Just when I thought I had street festivals on lock, I ended up in Spain.
Partying here means so much more than just pre gaming shitty vodka and Sour Skittles with your friends and then stumbling out into the twilight wearing nothing but a miniskirt and a crop top in mid winter. (oh hey college!). Have you heard the word ‘fiesta’ before? Well, let me just tell you this isn’t a block party with some corn on the cob and a clown making balloon animals. It means the streets, parks and plazas are full of people and events for days and nights on end, food vendors scattered all throughout the city’s biggest park, and arts and crafts markets around every corner. And most importantly, it means you might even get a mid-week day off work. Lets chat about the most recent Barcelona fiesta- Fiestas de la Mercè. La Mercè, as us ‘locals’ call it, is a celebration of the patron saint of Barcelona. For the record, there are two patron saints, and if you ever come visit me I’ll show you the other one and tell you the history behind why the other one doesn’t get a week long party to call her own(look Dad, I know things!)
And this fiesta is a big damn deal. The PDF program for festival events (spanning from September 19-24) took me literally 45 minutes to skim through on my computer. If I had read the whole thing in depth I might never have actually made it to any of the events. Basically, there were events ranging from food truck gatherings to beat box performances to fireworks in the middle of a crowded square (which actually seemed like a major fire hazard, but who am I to discuss safety regulations).
From Friday to the following Thursday, the city was alight with free concerts, exhibitions, food and wine tastings and performances. If I’ve only learned one thing since moving to Spain, its that it is very much a nighttime culture- good luck trying to find coffee at 7 am (my favorite coffee shop doesn’t even open until noon), and you might not sit down to dinner until 11 pm. La Mercè was, of course, no exception. On a Saturday night, for example, there were events scheduled to begin at 3 am… which makes it slightly more confusing why there was a fireworks display at 7 pm (still light out).. but who am I to question a fiesta schedule.
And this is no weak-ass, local singer-songwriter, unknown dude-on-a-soapbox schedule. La Mercè included performances by both local and international bands and artists- On Tuesday, a Seinabo Sey (Swedish singer) show was followed by NONONO (playing at 1 am on a Tuesday, mind you) and the Saturday night of La Mercè boasted a concert by the Klaxons (UK) and Mishima. On Sunday evening, I watched a performance by the Spanish national beatbox champion. Friday night, we stumbled upon a hip hop/soul/jazz show headlined by Baloji (Belgium) in the middle of one of the city’s central plazas.. all FOR FREE.

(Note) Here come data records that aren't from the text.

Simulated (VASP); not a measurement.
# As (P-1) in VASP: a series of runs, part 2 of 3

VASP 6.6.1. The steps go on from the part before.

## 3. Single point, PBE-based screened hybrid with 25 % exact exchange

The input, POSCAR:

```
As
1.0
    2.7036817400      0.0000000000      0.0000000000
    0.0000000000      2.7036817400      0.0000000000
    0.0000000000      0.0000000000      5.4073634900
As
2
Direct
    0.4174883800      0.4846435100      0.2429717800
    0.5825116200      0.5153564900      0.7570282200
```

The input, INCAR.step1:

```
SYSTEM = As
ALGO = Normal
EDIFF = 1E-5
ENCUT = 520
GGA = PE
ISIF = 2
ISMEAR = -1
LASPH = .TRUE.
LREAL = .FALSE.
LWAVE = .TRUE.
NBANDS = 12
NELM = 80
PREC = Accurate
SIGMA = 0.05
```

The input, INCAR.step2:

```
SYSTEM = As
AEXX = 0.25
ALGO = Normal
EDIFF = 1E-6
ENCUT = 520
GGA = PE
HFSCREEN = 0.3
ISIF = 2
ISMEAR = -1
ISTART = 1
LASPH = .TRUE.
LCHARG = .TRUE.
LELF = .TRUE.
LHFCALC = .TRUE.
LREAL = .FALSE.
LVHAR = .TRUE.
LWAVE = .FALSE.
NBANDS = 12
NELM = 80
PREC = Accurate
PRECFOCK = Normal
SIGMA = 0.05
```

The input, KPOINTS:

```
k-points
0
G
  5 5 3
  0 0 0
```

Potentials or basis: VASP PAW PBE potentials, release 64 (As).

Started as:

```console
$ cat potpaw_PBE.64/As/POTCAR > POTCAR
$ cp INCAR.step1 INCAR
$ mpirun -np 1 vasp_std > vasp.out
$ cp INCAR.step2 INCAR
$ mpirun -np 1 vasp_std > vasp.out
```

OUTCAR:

Just in case you were too tired to handle 5 days of non-stop fiesta, chances are you also got a lovely mid-week break from work! The Wednesday of La Mercè was actually a municipal holiday- which means grocery stores, banks, schools and offices all got a whole day to recover from the festivities of the previous week.
I have to say- I was a little unprepared for the energy it took to consume that much entertainment in that little time. Coupled with leading tours through the packed city center, the events of La Mercè were a lot to handle! That said, come next year, I’ll be ready and armed with a crate of Red Bull, folding chair, earplugs, some snacks and a clear schedule.